Vesla Weaver leans across her desk and points to a graph on her computer screen. There are three bars. Each represents a different skin color of African Americans; the bars’ height shows the education and income levels for each statistical group. The chart is one of many, but each one shows the same thing: As skin color lightens, the levels of education and income rise.
“We started out with the question of why darker skin blacks were doing less well on most measures of socioeconomic status than light-skinned blacks,” she says, settling back into her chair. “And that has broadened into a question about multiracialism, immigration and skin color, and what those three different forces are doing to the American racial order.”

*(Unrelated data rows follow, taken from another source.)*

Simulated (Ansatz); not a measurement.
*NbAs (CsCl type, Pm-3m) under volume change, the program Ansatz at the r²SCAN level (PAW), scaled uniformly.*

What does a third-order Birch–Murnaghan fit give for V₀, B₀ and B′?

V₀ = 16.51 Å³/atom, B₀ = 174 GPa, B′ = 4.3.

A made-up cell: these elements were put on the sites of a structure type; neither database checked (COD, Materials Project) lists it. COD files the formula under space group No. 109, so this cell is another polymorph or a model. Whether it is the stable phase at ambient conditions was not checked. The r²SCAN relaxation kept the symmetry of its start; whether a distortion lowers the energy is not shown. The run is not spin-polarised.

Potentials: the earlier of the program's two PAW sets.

Vesla Weaver enjoys researching “messy, controversial” subjects like mass incarceration, crime policy and racial bias. “I think I’m just drawn to that,” she says. |
Weaver, a U.S. politics professor who received her bachelor’s degree from UVA, is knee-deep in work for a book that she is writing with Harvard Professor Jennifer Hochschild and Northwestern Professor Traci Burch that looks at these three social forces and the role of skin color in politics. She acknowledges this type of work walks straight through the mine field that is race in America.
“Even in presenting this research, sometimes black political scientists don’t like it,” she says. “It’s kind of seen as airing dirty laundry. ‘We don’t want to exhibit differences within our community, lest that diminish our potential power,’ which is a real concern.”
Weaver is currently looking at how people react to political candidates based on the candidates’ skin color [pdf]. “I tend to be fascinated with things at the extreme,” she says. “My other area of research is on mass incarceration and crime policy in the U.S. Again, messy, controversial. I think I’m just drawn to that.”
Weaver created fictional flyers for four candidates, two white, a light-skinned black and a dark-skinned black. To do this, she morphed three separate pictures of actual people (one of them Virgil Goode), so that each candidate shares the physical characteristics of two common people. “They would be like even more than brothers,” she says. Then she had the fake candidates do what candidates do—campaign.
Over the Internet, almost 3,000 people responded to questions about which candidate they found more intelligent, more experienced, more trustworthy and more hardworking. All other data, such as the campaign literature on the flyer, was randomized, so that the only variation was skin color.
The first results weren’t surprising: Both black candidates didn’t fare well against the white candidates. Then came a wrinkle. The light-skinned black candidate was actually less popular than the dark-skinned black.
“In this case, you’ve got what’s called the ‘norm of racial equality.’” Weaver says. “You see a white candidate and the black candidate and you say, ‘There’s not much difference between these people. I’m being asked about race.’ There’s a high incentive to self-monitor.”
But the next result was an anomaly Weaver couldn’t immediately explain. When the light-skinned black candidate ran against the dark-skinned black, he did overwhelmingly better. Without a white candidate, the respondent’s self-monitoring was shut down, says Weaver. Race was not a conscious consideration.
“In the U.S.,” she says, “there is no such thing as a norm of skin-color equality between two black candidates.”